The Sirius reception on our recent trip across Utah/Nevada and N. Cal to the coast, then up to the Seattle area and back to Colorado via Idaho presented no reception problems at all until Sirius simply cut us off 4 days from home.
We had waited for the relatively inexpensive 6-month renewal offer to come in the mail as the original trial subscription which came with the car neared expiration, and as recommended by several people here on this forum, then promptly mailed in a check in plenty of time before the deadline, but they cut us off anyway.
When we got home we checked and found that Sirius had indeed cashed the check a full week before the deadline, which is when they disconnected us, so they basically spent about a week simply stealing money from us.
We were able to get the issue sorted by phone, but not before having to firmly correct the on-script functionary who kept insisting the problem was our "fault" for letting the subscription "expire" and continually resisting our attempts to simply get reconnected for the cheaper subscription we had bought and for which they had accepted payment when they cashed the check.
He grudgingly moved from "we can't do it at that special price" because we had "let the subscription expire, to "well maybe I can swing it if you'll put a credit card on file with us", to finally just pushing the button and reconnecting. A process which, once begun, took all of 60 seconds. The entire argumentative and unpleasant phone call, which should have taken 2 minutes at most, lasted almost 10 minutes.
What they want, of course, is to badger you for a CC card number so they can hammer it for the full-freight subscription price for another 6 months if you forget (so easy to do) to cancel the subscription before it expires.

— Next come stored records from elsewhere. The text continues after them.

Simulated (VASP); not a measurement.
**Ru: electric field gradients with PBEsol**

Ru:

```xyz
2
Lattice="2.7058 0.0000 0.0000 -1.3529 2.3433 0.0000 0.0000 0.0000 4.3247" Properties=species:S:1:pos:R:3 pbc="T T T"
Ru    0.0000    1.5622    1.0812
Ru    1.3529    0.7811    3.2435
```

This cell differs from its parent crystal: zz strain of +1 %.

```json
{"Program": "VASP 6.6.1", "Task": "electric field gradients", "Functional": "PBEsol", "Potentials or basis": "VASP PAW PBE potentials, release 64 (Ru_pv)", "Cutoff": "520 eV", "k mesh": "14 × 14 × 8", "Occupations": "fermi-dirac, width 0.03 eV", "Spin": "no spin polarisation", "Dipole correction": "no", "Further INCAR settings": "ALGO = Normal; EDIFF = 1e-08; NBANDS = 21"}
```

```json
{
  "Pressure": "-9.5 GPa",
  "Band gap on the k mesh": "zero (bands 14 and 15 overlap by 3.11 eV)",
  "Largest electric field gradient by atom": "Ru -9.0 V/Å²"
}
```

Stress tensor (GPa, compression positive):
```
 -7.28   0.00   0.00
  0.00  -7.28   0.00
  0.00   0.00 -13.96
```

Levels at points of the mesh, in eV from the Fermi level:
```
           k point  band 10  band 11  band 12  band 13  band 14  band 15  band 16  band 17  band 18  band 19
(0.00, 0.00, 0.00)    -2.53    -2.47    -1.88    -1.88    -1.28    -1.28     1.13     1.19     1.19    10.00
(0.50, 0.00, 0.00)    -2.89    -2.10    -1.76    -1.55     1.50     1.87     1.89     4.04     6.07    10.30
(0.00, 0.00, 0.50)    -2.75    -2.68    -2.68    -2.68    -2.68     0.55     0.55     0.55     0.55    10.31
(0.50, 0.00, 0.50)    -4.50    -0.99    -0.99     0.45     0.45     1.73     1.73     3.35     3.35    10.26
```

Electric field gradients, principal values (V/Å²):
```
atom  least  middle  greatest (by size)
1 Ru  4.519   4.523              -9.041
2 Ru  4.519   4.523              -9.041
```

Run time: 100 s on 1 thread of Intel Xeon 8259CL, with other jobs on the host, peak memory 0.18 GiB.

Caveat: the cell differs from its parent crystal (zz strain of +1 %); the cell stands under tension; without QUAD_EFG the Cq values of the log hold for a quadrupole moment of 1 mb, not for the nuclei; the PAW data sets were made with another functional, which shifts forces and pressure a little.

All in all, it's an aggressive and very disagreeable business model, but for people like us, who are miles from the nearest cellphone signals and any decent radio station reception, and who don't have big music libraries on disc or in some electronic device, they're really about the only game in town.
Here in the mountains, if we want to listen to the news at all (the BBC on Sirius isn't too bad, actually), or play a little music we're not familiar with as a change of pace, its Sirius or silence, and they know it.